One can certainly see part of the point the Guardian makes about the Tuareg/Moor/Arab groups and the Mali army. As I have written before two major ethnic groups seem to dominate in the northern provinces.
The Songhai seem to be farmers and should be thus mostly be settled in the souther areas of the northern provinces, along the riverbeds and lakes, especially of course along the great Niger. Ok, this ethnic map ( from the African Art Virtual Gallery ) seems to give a general idea of the situation. Note that quite some of the recent fighting took place in the traditional homeland of the Songhai, in areas where relative little Tuareg live. (Both Songhay and Songhai seem to be valid).Mali's population consists of diverse Sub-Saharan ethnic groups, sharing similar historic, cultural, and religious traditions. Exceptions are two nomadic northern groups, the Tuaregs, a Berber people, and Maurs (or Moors), of Arabo-Berber origins. The Tuaregs traditionally have opposed the central government. Starting in June 1990 in the north, Tuaregs seeking greater autonomy led to clashes with the military. In April 1992, the government and most opposing factions signed a pact to end the fighting and restore stability in the north. Its major aims are to allow greater autonomy to the north and increase government resource allocation to what has been a traditionally impoverished region. The peace agreement was celebrated in 1996 in Timbuktu during an official and highly publicized ceremony called "Flamme de la Paix"--(peace flame).

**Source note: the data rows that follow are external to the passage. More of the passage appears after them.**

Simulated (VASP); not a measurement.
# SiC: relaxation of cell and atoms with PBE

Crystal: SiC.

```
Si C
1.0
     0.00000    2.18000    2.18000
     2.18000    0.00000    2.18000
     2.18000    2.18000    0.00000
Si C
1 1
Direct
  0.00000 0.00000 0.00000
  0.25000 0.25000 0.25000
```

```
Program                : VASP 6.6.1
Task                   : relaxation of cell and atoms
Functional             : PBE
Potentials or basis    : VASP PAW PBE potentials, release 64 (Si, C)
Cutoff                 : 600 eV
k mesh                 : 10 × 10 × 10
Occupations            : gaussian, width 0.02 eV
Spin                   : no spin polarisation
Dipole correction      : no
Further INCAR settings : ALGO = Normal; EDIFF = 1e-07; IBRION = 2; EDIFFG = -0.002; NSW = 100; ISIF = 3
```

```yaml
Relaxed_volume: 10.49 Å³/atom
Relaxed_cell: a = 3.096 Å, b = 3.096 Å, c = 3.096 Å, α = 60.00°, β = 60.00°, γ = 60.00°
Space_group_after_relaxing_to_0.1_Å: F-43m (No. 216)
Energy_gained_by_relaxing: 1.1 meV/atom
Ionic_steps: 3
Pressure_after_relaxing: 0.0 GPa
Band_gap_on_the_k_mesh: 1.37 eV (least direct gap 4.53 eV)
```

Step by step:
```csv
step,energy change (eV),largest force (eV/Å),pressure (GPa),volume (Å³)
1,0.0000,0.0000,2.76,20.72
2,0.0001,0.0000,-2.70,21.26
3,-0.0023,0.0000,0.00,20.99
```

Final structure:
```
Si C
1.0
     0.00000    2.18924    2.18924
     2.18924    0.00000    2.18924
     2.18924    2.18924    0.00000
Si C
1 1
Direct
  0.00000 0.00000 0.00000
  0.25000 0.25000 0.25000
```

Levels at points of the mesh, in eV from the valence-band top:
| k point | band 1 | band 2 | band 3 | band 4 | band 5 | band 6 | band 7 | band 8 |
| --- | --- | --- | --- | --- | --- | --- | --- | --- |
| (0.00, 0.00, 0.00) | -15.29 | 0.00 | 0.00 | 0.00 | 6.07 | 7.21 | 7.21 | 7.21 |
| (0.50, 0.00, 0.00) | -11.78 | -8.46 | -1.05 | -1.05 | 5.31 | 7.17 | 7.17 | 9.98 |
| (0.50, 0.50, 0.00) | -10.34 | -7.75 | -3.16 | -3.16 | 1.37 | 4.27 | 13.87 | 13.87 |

Historically, interethnic relations throughout the rest of the country were facilitated by easy mobility on the Niger River and across the country's vast savannahs. Each ethnic group was traditionally tied to a specific occupation, all working within proximity to each other, although the distinctions were often blurred. The Bambara, Malink, Sarakole, Dogon and Songhay are farmers; the Fula or Fulani, Maur, and Tuareg are herders, while the Bozo are fishers. In recent years, this linkage has shifted considerably, as ethnic groups seek diverse, nontraditional sources of income.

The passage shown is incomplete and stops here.